In East Africa, the national power supplier, Kenya Power, has reassured its customers that regardless of the current drought inhibiting the efficiency of hydropower generation, the utility does not forecast power rationing.
Local media, the Star, reported that Kenya Power’s acting chief executive, Ken Tarus, relieved fears that continued drop in water levels at Masinga Dam are expected to reduce the hydropower contribution to the national grid.
“Even with the hydrological conditions that we are experiencing at the moment, we do not foresee any possibility of carrying out power rationing. Get it from us – we are not about to carry out any power rationing,” Tarus asserted.
Declining hydropower contribution
The power utility reassured to have an electricity reserve of 27.11% from its energy mix, which will supplement the shortfalls, media reported.
Media further highlighted that the notion is in line with the effective generation capacity of 2,250MW against a demand of 1,640MW.
It is reported that Kenya’s installed capacity is currently standing at 2,327MW.
Meanwhile, according to the Star, state-owned electricity producer KenGen has switched on diesel-run generators for thermal electricity to supplement hydro-electric power.
It is reported that the move has resulted in increased tariffs to $2.85 cents per kWh from $2.31 cents per kWh in December 2016.
State energy agencies
Commenting on this, Tarus said: “That is a marginal increase and we do not expect that will provide any cause for alarm by way of increase in prices.”

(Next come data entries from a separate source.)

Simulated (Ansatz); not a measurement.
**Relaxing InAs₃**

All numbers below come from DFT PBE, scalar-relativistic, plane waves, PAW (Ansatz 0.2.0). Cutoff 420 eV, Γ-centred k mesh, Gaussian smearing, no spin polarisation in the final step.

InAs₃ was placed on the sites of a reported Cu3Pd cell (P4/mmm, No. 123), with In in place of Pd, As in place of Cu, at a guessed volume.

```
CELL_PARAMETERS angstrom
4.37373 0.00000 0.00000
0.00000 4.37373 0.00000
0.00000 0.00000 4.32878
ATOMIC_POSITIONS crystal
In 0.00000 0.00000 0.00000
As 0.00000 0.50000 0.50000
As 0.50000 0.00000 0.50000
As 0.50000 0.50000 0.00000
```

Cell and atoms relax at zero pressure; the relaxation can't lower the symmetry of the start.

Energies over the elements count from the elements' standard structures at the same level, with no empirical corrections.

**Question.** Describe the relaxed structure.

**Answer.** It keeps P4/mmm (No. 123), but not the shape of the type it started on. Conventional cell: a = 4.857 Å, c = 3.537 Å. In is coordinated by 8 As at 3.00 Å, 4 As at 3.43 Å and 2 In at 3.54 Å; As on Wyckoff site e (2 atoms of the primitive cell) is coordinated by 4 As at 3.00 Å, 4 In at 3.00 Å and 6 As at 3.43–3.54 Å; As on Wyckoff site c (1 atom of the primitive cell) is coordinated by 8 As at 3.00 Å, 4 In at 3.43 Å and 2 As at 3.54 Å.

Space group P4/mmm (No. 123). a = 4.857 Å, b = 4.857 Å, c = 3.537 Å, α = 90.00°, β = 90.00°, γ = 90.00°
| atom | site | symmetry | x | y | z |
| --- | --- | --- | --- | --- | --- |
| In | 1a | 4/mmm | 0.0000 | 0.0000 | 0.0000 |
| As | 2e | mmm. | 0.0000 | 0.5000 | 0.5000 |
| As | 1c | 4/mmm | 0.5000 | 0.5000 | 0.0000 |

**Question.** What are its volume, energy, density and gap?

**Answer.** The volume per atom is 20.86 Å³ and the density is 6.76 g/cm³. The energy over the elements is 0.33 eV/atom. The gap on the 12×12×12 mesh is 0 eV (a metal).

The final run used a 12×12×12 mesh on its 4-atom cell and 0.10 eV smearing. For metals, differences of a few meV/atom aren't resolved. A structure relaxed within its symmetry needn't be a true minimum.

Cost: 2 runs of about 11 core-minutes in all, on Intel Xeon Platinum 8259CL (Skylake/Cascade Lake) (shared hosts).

However, he said state energy agencies are in talks to cushion consumers from possible higher costs of thermal production, which may be passed on to customers, media stated.
“We are looking at the possibilities that increase in FCC [Fuel Cost Charge] can be contained in the short-term before the hydrological conditions improve. The government can come in and ensure that no tariff increase is effected as a result of this,” he said.